People who like sports in general have this super-human capacity to know stuff about all sports, even ones they don’t follow. Tennis is low on Alex’s list; he never has it on T.V. or talks about it. So when I asked him to explain the rules to me, I wasn’t expecting the comprehensive primer I got, delivered off-the-cuff and without any refresher. He defined the terminology and explained how matches work, the differences between men’s and women’s tennis, and why grass is harder than clay.
How do you know all that? I asked. I don’t know, it’s easy, he said. Plus, I’ve played Mario Tennis.
Why is tennis so confusing?
Rafael Nadal is playing some guy from Spain. Grunt, grunt, grunt… It’s match point, Alex says. How do you know? He gestures to the little box in the corner of the T.V. screen, where there are columns and arrows I can’t make out.
The scoring is its own language, and the first few games mess with my head. I don’t understand the way points work. Why do we surge upwards in this strange pattern of 15-30-40? After a few games, I start to catch on to what the words mean, although not without some questions:
- “Love” is zero points, which is totally counterintuitive to me. I think “love” is a happy word that should correlate with winning!
- “All” means you’re tied. So “15-all” is actually “15-15.” Which is also technically “1-1.” Which is unnecessarily complicated, IMHO.

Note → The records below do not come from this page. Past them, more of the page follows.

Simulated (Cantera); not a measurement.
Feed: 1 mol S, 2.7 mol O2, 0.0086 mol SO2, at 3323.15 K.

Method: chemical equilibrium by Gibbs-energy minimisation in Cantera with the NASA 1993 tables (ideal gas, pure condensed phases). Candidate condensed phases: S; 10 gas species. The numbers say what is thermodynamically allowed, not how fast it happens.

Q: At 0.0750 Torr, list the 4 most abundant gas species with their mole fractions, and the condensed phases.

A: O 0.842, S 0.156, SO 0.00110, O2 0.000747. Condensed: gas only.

- “Deuce” means it’s 40-40, or technically 3-3. Okaaaay….
- If you’re in a “deuce” situation, you need to win by 2. Easy enough. Except if you get a point, the score doesn’t change. You just have the “advantage.” Why?
- “Let” means the ball touched the net. Fine, but they could have just said “Re-do,” and we’d all be much clearer on what’s happening.
It takes help from a professional to really cement the scoring in my head. At a family dinner on Friday night, Alex’s cousin’s husband Scott, who is a tennis coach, kindly plays a hypothetical game with me over burgers and corn-on-the-cob. (As expected, he wins the imaginary game, although I do score a few points so we can have a few tie scenarios.) When I ask him why the scoring is so complicated, he says it’s just how the game works, but he agrees it could be a bit simpler.
And at its foundational level, tennis really is pretty straightforward. You start with points, earned in games, played in sets, which make up matches. At Wimbledon, the men have to win three of five sets, and the women must win best of three. This could take hours, even days (or, as I’ve learned, in the case of the longest match in history, 11 hours and 5 minutes over the course of three days).
They say tennis is a lifetime sport, but now I’m amazed people play this well into their 60s and 70s. Clearly, to be good at tennis, you need physical skill, mental finesse, and stamina. (And a cute visor.)
Wowed by Wimbledon
Today, we watch Roger Federer from Switzerland, arguably the greatest tennis player of all time, play the last match of the week at Wimbledon. I check Twitter to see what’s being said about the match. People are commenting on his serve-and-volley style, the beauty of his play, his power. He’s 35 and has won Wimbledon seven times. The crowd roars every time he wins a point. Roger has played for hours, and he doesn’t even look out of breath.
The formality of tennis surprises me. Everyone is so still and quiet during play. When Roger sits down to drink some water, a ball girl stands ramrod-straight at attention by his side. He dries his face with a special Wimbledon towel and tosses it to her. I love to watch the ball kids scurry around. Apparently, over 250 kids serve as ball girls and boys at Wimbledon each year. They start training in February, which explains their speed retrieving balls and their efficient, confident care for the athletes.
Actual play aside, as with nearly anything English, I find Wimbledon charming. The world’s oldest and most prestigious tennis tournament, it’s clearly steeped in tradition. The all-white uniforms, the grass courts, the famous strawberries, grown locally and served with fresh cream. At Wimbledon, the venue looks less like a sporting event than a country club, with people clinking glasses of champagne, listening to live bands play outside the courts, and wearing fancy dresses and suits.
Roger Federer wins his match. Dusk is falling. At Wimbledon, there are no lights on the courts, so the tournament will end before dark. Today is the five-year anniversary of his last title. I wonder if someone will give him complimentary strawberries and scones to celebrate.
Having made progress in my sports fluency today, I feel victorious, too. Maybe I’ll make some scones.